Continued fractions for Zeta(2) and Zeta(3)

It seems there is a nice “pattern” between the continued fractions for the Riemann zeta function,

\zeta(s) = \sum_{n=1}^\infty \frac{1}{n^s} = \frac{1}{1^s}+\frac{1}{2^s}+\frac{1}{3^s}+\dots

at s = 2, and s = 3.  First though, a little introduction.

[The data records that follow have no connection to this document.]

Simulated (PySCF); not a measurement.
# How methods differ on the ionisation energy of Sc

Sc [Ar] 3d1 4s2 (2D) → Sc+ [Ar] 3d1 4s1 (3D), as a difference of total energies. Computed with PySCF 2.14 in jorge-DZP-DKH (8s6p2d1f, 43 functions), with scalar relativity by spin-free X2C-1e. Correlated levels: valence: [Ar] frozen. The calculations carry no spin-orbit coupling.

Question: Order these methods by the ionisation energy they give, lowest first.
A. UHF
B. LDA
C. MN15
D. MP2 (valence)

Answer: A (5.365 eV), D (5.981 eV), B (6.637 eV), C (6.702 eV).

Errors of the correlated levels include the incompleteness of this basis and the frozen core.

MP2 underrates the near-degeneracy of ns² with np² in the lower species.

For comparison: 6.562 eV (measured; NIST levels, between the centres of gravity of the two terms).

The origins of this function go back to 1644 when, at the tender age of 18, the Italian mathematician Pietro Mengoli (1626-1686) first proposed what would be later known as the Basel Problem, namely to determine the exact value of the sum of the reciprocals of the squares.  Euler would later find that, for n a positive integer, then \zeta(2n) is a rational multiple of \pi^{2n}, with the first case s = 2 as,

\zeta(2) = \frac{\pi^2}{6}

which obviously is irrational.  However, the status of odd s was not as easy to resolve.  It was only in 1979 that Apery proved that \zeta(3) is irrational, which henceforth was called Apery’s constant.

I. Zeta(2)

One of its infinite number of continued fractions can be given as,

m\,\zeta(2) = \cfrac{1}{u_1+\cfrac{1^4}{u_2+\cfrac{2^4}{u_3+\cfrac{3^4}{u_4+\ddots}}}}

where m = \frac{1}{2} and the u_n, starting with n = 1, are generated by,

u_n = 2n-1 = 1, 3, 5, 7,\dots

or simply the odd numbers.  The convergence is slow, but Apery found it can accelerated by using a quadratic function,

u_n = 11n^2-11n+3 = 3, 25, 69, 135,\dots

but now m = \frac{1}{5}.

II. Zeta(3)

Likewise, this also has an infinite number of continued fractions (see Ramanujan’s versions here), but one important form is,

m\,\zeta(3) = \cfrac{1}{v_1-\cfrac{1^6}{v_2-\cfrac{2^6}{v_3-\cfrac{3^6}{v_4-\ddots}}}}

where m = 1 and the v_n, again starting with n = 1, are,

v_n = (n-1)^3+n^3 = (2n-1)(n^2-n+1) = 1, 9, 35, 91, \dots

Apery again found an accelerated version,

v_n = 34n^3-51n^2+27n-5 = (2n-1)(17n^2-17n+5) = 5, 117, 535, 1463, \dots

where now m = \frac{1}{6}, and established that its rate of convergence was such that \zeta(3) could not be a ratio of two integers.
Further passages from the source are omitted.